Page MenuHomePhabricator

Provide location, logged-in status and device information in ResourceLoaderContext
Closed, DeclinedPublic

Description

To determine which banner a user should see, CentralNotice needs the following inputs: project, language, country, logged-in status, device, other user-specific information saved in the browser, and random numbers. It follows a two-step process: (1) filter on inputs available server-side and send the client a list of campaigns that may be available to this user, and (2) make the final selection on the client based on the remaining inputs. (More details here.)

This process could be a lot more efficient if we could process more inputs on the server. Many less users would receive a list of possible banners and the code needed to process the list, only to have that code determine that they aren't targeted by any of banners. Client-side processing could be simplified and the code there could be shrunk (though not eliminated).

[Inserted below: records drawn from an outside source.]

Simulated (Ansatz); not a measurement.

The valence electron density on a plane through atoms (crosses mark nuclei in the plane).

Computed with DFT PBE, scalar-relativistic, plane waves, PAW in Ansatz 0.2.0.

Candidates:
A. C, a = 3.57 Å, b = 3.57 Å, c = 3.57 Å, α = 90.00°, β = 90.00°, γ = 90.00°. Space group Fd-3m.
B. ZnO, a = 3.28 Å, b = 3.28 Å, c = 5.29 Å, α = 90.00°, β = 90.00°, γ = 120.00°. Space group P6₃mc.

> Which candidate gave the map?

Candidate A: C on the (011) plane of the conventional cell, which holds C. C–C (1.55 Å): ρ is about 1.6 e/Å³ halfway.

The list of possible banners is sent to the client via a special RL module. To allow more server-side filtering, we should provide additional inputs in ResourceLoaderContext and fragment the cache on those paraemters for calls to load.php.

Even providing just one more input on the server would improve CentralNotice performance a lot.

Also: it seems there may be other use cases for providing access to this data server-side.

Event Timeline

AndyRussG raised the priority of this task from to Needs Triage.
AndyRussG updated the task description. (Show Details)
AndyRussG added subscribers: AndyRussG, BBlack, Krinkle and 7 others.
atgo triaged this task as Medium priority.Aug 19 2015, 9:02 PM
atgo moved this task from Inbox to Banner issues on the Wikimedia-Fundraising board.
atgo set Security to None.
atgo subscribed.

I'd have to dig into the details of this more to see, but I'm inclined to think this isn't a net win to fragment the cache for load.php (on e.g. GeoIP, Device info, etc) to save some cached JS running in the browser. How big is the (per-project, per-language -filtered) banner list we send? I assume in its current form, it is part of the cacheable data (10m cache like RL?). load.php is a pretty hot URL as it is, and is already limited in its cache lifetimes.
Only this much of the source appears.